DEVGUIDE.md

Compiler Structure and Development Guide

Feersum is a .NET compiler. It is built using a mixture of F#, C#, and Scheme. The compiler itself lives in the src/Feersum project and is an F# exectuable. The project structure is roughly as follows:

• src/ - Main compiler source code. These projects are packed and publisehd as NuGet packages.

• spec/ - Scheme files that cover compilation use cases. These files are used in two ways: First we parse them and assert that the parser produces the expected syntax tree; secondly we compile them and check that executing them produces the expected output. This is mainly driven by snapshot testing using the Snapper framework. These tests are run as part of dotnet test or can be run individually with the runspec.sh script.

  To update the snapshots after a change run dotnet test with the environment variable UpdateSnapshots set to true.

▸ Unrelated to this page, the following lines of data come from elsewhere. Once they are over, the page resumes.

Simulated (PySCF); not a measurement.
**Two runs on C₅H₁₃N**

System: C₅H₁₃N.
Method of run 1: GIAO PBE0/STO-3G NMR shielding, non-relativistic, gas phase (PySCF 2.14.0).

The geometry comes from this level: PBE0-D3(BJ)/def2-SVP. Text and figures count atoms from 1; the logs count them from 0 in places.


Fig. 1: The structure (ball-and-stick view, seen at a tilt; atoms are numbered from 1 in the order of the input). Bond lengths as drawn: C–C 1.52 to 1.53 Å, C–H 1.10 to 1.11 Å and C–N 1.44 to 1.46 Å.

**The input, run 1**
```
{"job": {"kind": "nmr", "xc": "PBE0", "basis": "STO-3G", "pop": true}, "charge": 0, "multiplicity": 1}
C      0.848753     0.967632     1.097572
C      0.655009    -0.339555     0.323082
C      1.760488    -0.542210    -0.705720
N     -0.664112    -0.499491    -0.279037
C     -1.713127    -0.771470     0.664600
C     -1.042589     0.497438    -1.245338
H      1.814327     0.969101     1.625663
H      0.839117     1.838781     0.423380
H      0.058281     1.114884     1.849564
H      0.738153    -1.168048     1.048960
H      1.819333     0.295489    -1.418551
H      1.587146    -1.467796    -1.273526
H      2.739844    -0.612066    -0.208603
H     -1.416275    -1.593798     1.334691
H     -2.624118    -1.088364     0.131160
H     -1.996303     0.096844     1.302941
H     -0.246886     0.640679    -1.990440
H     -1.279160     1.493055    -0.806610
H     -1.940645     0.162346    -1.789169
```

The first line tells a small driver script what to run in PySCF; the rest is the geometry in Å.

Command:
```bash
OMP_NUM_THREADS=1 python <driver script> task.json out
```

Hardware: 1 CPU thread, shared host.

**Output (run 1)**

• test/ - .NET tests that cover parts of the compiler. This includes the stubs that run the spec/ tests in SpecTests.fs.

Compiler Strucutre

The compiler itself is split into 4 main passes: parse, bind, lower, and emit.

• Parse: In this phase we convert the input text into a stuctured tree of Syntax::AstNodes. Position information for each node is tracked. Missing nodes are stubed out with error information. This ensures that all source text should parse into some form of syntax tree.

• Bind: The raw syntax tree from the parse phase is converted into a semantic, or "bound" tree by the bind phase. We walk each node recursively binding inner parts of the tree. In this phase variables are resolved to storage locations (Storagerefs), special formas are recognised and handled by specific branches in the binder at this stage. Some minimal re-writing of the tree's structure takes place to better encode the semantics of the program.

  In the bind phase we also identify captrued variables but don't move their storage locations into environment slots. This takes place later in the Lower phase.

• Lower: In thise phase references to captured variables are re-written to refer to their environment location. This ensures that all captured values are hoisted into the environment immeidately on entering a scope rather than lazily at the point of use. An introduction to this process is available on my blog.

  The lower phase also performs some other transforms to simplfiy some areas of the tree before IL code is emitted.

• Emit: The final phase of the compiler is to write out .NET Common Intermediary Language (CIL) bytecode to an Assembly. To perform this task we use the Mono.Cecil library to create an assembly definition. Again we walk the tree recursively and emit types and bytecode as we go.

  As scheme is a runtime typed language all Scheme values must live in object variables or fields. We represent global scheme values as public static fields. Private definitions that don't escape the given block and aren't captured live as locals. For captured values a slot index into an object[] in the Envrionment type is used.

  Methods without a closure are emitted as static methods. Methods with a clousre are emitted as instance methods on the Enrivonment type.

  All function calls are typed as calls to Func<object[], object>. When a Scheme function is emitted a companion thunk is also generated that unpacks the arguments array from the object[] and calls the real implementaiton.